Rating: 3.5 out of 5 Moldy Wedding Cakes
It starts out really great. And I was impressed with the continuous them of expectations, gratitude, and family throughout. Dickens, the brilliant man that he was, starts the novel in a graveyard which is where all expectations end. The relationship between Pip and the escaped convict is interesting because it continues throughout the book. Pip always thinks about him and that fateful day when he brought the man a file to break his chains and some food and drink.
Odd thing about this novel is that I lost interest as soon as Pip went to London. Once things started going good for him I was not very excited. Guess that is another issue because about 90% of the novel takes place when everything is going good for Pip.

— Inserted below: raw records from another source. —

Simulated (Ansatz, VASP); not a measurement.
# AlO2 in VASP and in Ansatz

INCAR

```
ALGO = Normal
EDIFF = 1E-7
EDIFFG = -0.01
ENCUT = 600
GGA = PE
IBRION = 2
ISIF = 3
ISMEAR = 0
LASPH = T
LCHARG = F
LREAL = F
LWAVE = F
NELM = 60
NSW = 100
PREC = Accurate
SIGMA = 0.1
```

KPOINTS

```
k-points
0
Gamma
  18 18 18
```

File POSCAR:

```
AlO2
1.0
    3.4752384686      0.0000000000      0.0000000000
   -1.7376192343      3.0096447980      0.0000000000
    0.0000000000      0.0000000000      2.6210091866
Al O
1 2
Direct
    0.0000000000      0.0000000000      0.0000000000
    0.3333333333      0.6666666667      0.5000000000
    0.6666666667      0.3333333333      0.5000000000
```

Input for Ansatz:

A very poignant relationship that I wish was given more breadth was that of Estella and Miss Havisham. I loved when Estella freaks out on Miss Havisham and accuses her of making her into a monster. Miss Havisham is not a mother. She has got to be one of the weirdest women in English literature, but she and Estella were my favorite parts of this book.
Speaking of Miss Havisham...The theme of expectations is seen in her as she was jilted on her wedding day. Her expectations stopped at that moment. Even her clocks are still set at the very time when she was jilted. Her whole life is put on hold. Miss Havisham is the embodiment of what happens to us when our expectations of life are set too high and then it crumbles around us. None of us should strive to be like her.
Estella is an interesting character. At first I don't understand Pip's attraction to her. She's a brat to him when they are young. She treats him like garbage. But then there's an interesting thing that happens to their relationship. I tend to think that she actually loves Pip because she would not let him have her. She knew she would just destroy him, so by not returning her love she was actually protecting Pip from herself. How depressing is that? But this, alone, makes me think that Estella is a strong heroine.
Pip drives me nuts. Why can't he just stay at home, become a blacksmith, marry Biddy, and be done with it? I feel bad for the way he treats Joe and Biddy as he becomes a gentleman. This, I think, is Dickens making a commentary on the richer society.
At any rate, this book is worth reading. I did skim some of it because I lost patience, but I definitely think it is one of those classics that should be read simply because of the timeless themes within it. As a toast to Miss Havisham I have given it a rating of 3.5 out of 5 Moldy Wedding Cakes.